Millennials and Gen Z want NFTs

More than half of millennials and nearly three-quarters of Generation Z are considering the inclusion of non-fungible tokens (NFTs) into their portfolio mix, according to the survey by deVere Group.
NFT was described as a digital asset, such an image, audio clip or GIF, whose ownership was recorded on a tamper-proof digital ledger known as a blockchain.
DeVere said that this merging asset class took off in “considerable way” last year, with a digital-only piece of art selling for $69 million, with an increasing number of fashion, music, tech and sports brands creating, buying and selling NFTs.
“The findings of this poll underscore that digital natives – those who have grown-up immersed in a fully accessible digital life – understand that unique, highly portable and transferable digital assets have an intrinsic value and that this is a trend that will inevitably grow moving forward,” deVere CEO and founder Nigel Green, said.
“Clearly, this groundswell of digital engagement is creating new business models across many sectors.
“Sensibly, younger generations – who instinctively better understand it – appreciate that, therefore, it’s going to shape the future of investing. They’re keen to have a stakeholding in this new financial ecosystem by including NFTs in their portfolios.”

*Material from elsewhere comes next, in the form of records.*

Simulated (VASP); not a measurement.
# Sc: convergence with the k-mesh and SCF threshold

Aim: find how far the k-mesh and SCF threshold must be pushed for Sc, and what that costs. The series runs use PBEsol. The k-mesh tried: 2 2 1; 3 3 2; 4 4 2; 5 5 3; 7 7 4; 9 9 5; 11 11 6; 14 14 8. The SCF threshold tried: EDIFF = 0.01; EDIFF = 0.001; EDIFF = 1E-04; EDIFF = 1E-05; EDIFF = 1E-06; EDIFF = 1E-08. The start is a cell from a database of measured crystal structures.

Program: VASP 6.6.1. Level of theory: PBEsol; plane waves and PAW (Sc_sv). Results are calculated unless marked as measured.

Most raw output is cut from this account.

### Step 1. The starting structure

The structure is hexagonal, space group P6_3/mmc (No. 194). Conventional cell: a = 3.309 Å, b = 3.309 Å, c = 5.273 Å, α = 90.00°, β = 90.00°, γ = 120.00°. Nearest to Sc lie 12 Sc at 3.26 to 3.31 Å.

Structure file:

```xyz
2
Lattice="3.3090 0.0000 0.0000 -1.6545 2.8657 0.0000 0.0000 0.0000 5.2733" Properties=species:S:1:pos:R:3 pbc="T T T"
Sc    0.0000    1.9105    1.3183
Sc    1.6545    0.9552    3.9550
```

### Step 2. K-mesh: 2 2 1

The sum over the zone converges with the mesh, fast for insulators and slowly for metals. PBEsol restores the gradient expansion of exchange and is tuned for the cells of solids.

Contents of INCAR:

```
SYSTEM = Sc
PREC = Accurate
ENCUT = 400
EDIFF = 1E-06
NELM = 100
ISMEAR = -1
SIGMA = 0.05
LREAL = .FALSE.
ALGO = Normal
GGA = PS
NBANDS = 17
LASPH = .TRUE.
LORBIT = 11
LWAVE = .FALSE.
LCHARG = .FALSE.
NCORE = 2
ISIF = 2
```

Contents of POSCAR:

Green said he expected this could be a sound strategy, not only because NFTs were likely to be an intrinsic component of the global digital architecture of the future, but also because this “hot new asset class” could act as a major diversifier in investment portfolios.
He stressed that proper diversification of a portfolio across asset class, sector, region, and currency was the best way an investor can best position themselves to mitigate risks and to seize opportunities when they were presented.
“NFTs have a very low correlation to other assets, such as stocks and bonds, and can, therefore, lower your portfolio’s overall risk and volatility levels.”